We used NOAA’s storm data from 1950 through November 2011 to answer two key questions to inform planning and preparation for severe weather events. First, across the United States, which types of events are most harmful with respect to population health? And second, across the United States, which types of events have the greatest economic consequences? To answer the first question, we summarized the total fatalities and injuries directly linked to each type of severe weather event. The resulting plot, shown below, emphasizes how greatly tornadoes affect population health, as a much higher magnitude than other types of events with about 100,000 associated deaths and injuries. We similarly analyzed the types of events that caused the most monetary damage to property and crops over the data time period. In this case, floods yielded the most damage, about $150 billion, followed by hurricanes/typhoons and tornadoes.

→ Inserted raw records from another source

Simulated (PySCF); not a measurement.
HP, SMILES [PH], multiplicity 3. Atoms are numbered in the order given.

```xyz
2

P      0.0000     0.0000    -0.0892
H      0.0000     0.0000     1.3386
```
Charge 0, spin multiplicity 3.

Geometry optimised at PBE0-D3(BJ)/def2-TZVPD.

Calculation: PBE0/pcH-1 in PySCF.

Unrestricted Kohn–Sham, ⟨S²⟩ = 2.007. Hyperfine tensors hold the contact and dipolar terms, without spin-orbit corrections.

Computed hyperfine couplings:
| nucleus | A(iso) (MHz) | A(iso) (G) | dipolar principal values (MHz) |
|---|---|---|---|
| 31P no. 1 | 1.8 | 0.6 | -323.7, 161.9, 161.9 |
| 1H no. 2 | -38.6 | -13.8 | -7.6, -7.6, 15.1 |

To conduct the analysis, we first open the necessary packages for analysis and download and read the data:
#Load dplyr and ggplot2
library(dplyr)
##
## Attaching package: 'dplyr'
## The following objects are masked from 'package:stats':
##
## filter, lag
## The following objects are masked from 'package:base':
##
## intersect, setdiff, setequal, union
library(ggplot2)
#Create a new folder if it does not exist and download the zipped data
if(!file.exists("./NOAA_Analysis")) {
dir.create("./NOAA_Analysis")
}
dataURL <- "https://d396qusza40orc.cloudfront.net/repdata%2Fdata%2FStormData.csv.bz2"
download.file(dataURL, "./NOAA_Analysis/NOAA_Data")
#Read data. This may take a minute.
NOAAdata <- read.csv("./NOAA_Analysis/NOAA_Data", stringsAsFactors = FALSE, encoding = "latin1")
We will focus on a limited set of variables for analysis that are relevant to population health and economic impacts:
We select only these variables in the data for analysis.
##Create a new dataframe with the select variables
stormData <- NOAAdata %>%
select(EVTYPE, FATALITIES, INJURIES, PROPDMG, PROPDMGEXP, CROPDMG, CROPDMGEXP)
We also adjust the property and crop damage amounts so the monetary exponents are not a separate variable.
#Fix damage exponents
exp_map <- function(e) {
ifelse(e %in% c("K", "k"), 1e3,
ifelse(e %in% c("M", "m"), 1e6,
ifelse(e %in% c("B", "b"), 1e9, 0)))
}
stormData <- stormData %>%
mutate(
prop_dmg_total = PROPDMG * exp_map(PROPDMGEXP),
crop_dmg_total = CROPDMG * exp_map(CROPDMGEXP),
total_dmg = prop_dmg_total + crop_dmg_total
)
We look specifically at the number of fatalities and injuries, arranged by event type. We will look at the top 10 types of events that have caused the most fatalities and injuries across the data.
# Summarize fatalities and injuries
health_impact <- stormData %>%
group_by(EVTYPE) %>%
summarize(
fatalities = sum(FATALITIES, na.rm = TRUE),
injuries = sum(INJURIES, na.rm = TRUE)
) %>%
mutate(total = fatalities + injuries) %>%
arrange(desc(total))
# Top 10 events
top_health <- head(health_impact, 10)
The following chart visualizes the top 10 event types that most affect population health through injury or death, in descending order from left to right.
# Plot
ggplot(top_health, aes(x = reorder(EVTYPE, -total), y = total)) +
geom_bar(stat = "identity", fill = "darkred") +
labs(title = "Top 10 Weather Events by Population Health Impact",
x = "Event Type", y = "Total Fatalities and Injuries") +
theme(axis.text.x = element_text(angle = 45, hjust = 1))
Tornadoes far exceed other types of events in the resulting deaths and injuries, directly causing about 96,979 such events over the data time period (1950-2011).
We look specifically at the total monetary impacts from property and crop damage, arranged by event type. We will look at the top 10 types of events that have caused the greatest amount of damage in dollar amounts.
economic_impact <- stormData %>%
group_by(EVTYPE) %>%
summarize(total_dmg = sum(total_dmg, na.rm = TRUE)) %>%
arrange(desc(total_dmg))
top_econ <- head(economic_impact, 10)
The following chart visualizes the top 10 event types that caused the most monetary damage to property and crops, in descending order from left to right.
ggplot(top_econ, aes(x = reorder(EVTYPE, -total_dmg), y = total_dmg / 1e9)) +
geom_bar(stat = "identity", fill = "darkgreen") +
labs(title = "Top 10 Weather Events by Economic Damage",
x = "Event Type", y = "Damage (in billions of dollars)") +
theme(axis.text.x = element_text(angle = 45, hjust = 1))
Floods are clearly responsible for the most damage, resulting in approximately 150 billion U.S. dollars of property and crop damage over the data time frame.